Handwritten images

I understood linear regression, with prices per square house.
I understood logistic regression with binary classification.

I would also like to understand how a neural network can determine a number in an image. The lab shows this neural network and these images

I’ve investigated a little and it says there must be a pre-processing to the images, black and white so you can evaluate the color intensity of the pixels.
But it’s not clear, at least to me, how the neural network with math functions can determine a curve in a number, or whether the number is 9 or 4.

It cannot be magic, even if it seems, there must be an explanation of how it works under the hood.

If you recommend me a document to read so I can understand it deeper, I will do it.
If you tell me this you will understand in Deep Learning course, that’s fine, I will do it.

I like to understand everything I do.


1 Like

Hi @gmazzaglia this is a great question that I spent a lot of time trying to figure out when I started. I will try to explain how this works

In this example you have a picture, each pixel has a number associated, the number per se is not important, the important part is that is a representation of the image, you convert the picture using a number, if you have black pixel it will have the same number as another black pixel, and a different number for white, the algorithm recognize the pattern, and it learn how discriminate between the different patterns of numbers, so is not magic is math.

Let’s see an example

You have the picture of the number 1

let’s say you have only six pixels (obviously is an exaggeration of the example)

Column 1 Column 2 Column 3
0.002 1.313 0.002
0.001 1.312 0.002

The algorithm will look at this pattern and it will predict that it is similar to other similar pattern that represents number one, that could look something like this

Column 1 Column 2 Column 3
0 1 0
0 1 0

Note that in this case the number of the matrix are representations of the intensity of the picture at different pixels, so if you have the number zero, the intensity will have 1 at the pixels where the writing is present.

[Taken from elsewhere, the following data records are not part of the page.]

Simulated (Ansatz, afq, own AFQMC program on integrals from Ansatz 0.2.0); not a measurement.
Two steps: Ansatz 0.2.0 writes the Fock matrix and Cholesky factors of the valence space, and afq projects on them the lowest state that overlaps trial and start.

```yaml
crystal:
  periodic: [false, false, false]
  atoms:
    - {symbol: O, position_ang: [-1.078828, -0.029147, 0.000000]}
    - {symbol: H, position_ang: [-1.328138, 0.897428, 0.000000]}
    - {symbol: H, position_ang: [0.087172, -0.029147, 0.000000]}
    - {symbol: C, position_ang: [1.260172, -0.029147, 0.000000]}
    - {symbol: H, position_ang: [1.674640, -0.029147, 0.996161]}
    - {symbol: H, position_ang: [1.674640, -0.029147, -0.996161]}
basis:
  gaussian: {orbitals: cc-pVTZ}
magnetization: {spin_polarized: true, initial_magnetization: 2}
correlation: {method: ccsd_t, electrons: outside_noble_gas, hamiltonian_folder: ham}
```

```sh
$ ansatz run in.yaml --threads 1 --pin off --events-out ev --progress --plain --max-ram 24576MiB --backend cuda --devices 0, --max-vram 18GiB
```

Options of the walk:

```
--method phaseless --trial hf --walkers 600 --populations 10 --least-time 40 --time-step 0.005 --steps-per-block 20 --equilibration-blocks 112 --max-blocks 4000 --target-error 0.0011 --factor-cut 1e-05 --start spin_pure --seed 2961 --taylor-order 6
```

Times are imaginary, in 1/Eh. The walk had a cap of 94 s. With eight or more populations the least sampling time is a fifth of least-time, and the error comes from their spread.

Please let me know if this helps!

It’s recognizing the patterns of the numeric values of the pixels.

1 Like

Understood, thanks @pastorsoto. It’s more clear. Regarding the activation functions that you use to detect that pattern.
Were they selected based on try and failure? I mean you try what is the best combination of activation functions, or is there a pattern too? I mean those combined functions are better for images than others.


I prefer to use the word “experimentation”.

The only firm rule about activations is “don’t use ReLU at the output layer”.

Rules of thumb:

  • ReLU trains faster than sigmoid or tanh because it doesn’t need to compute very much (especially during backpropagation).
  • ReLU is inefficient (no output for negative inputs), so you have to use a lot more ReLU units than either sigmoid or tanh units.
  • sigmoid’s output range is limited to 0 to 1. So it maps well to logical levels.
  • tanh’s output range is -1 to +1. So it works nicely for real number values in the output layer.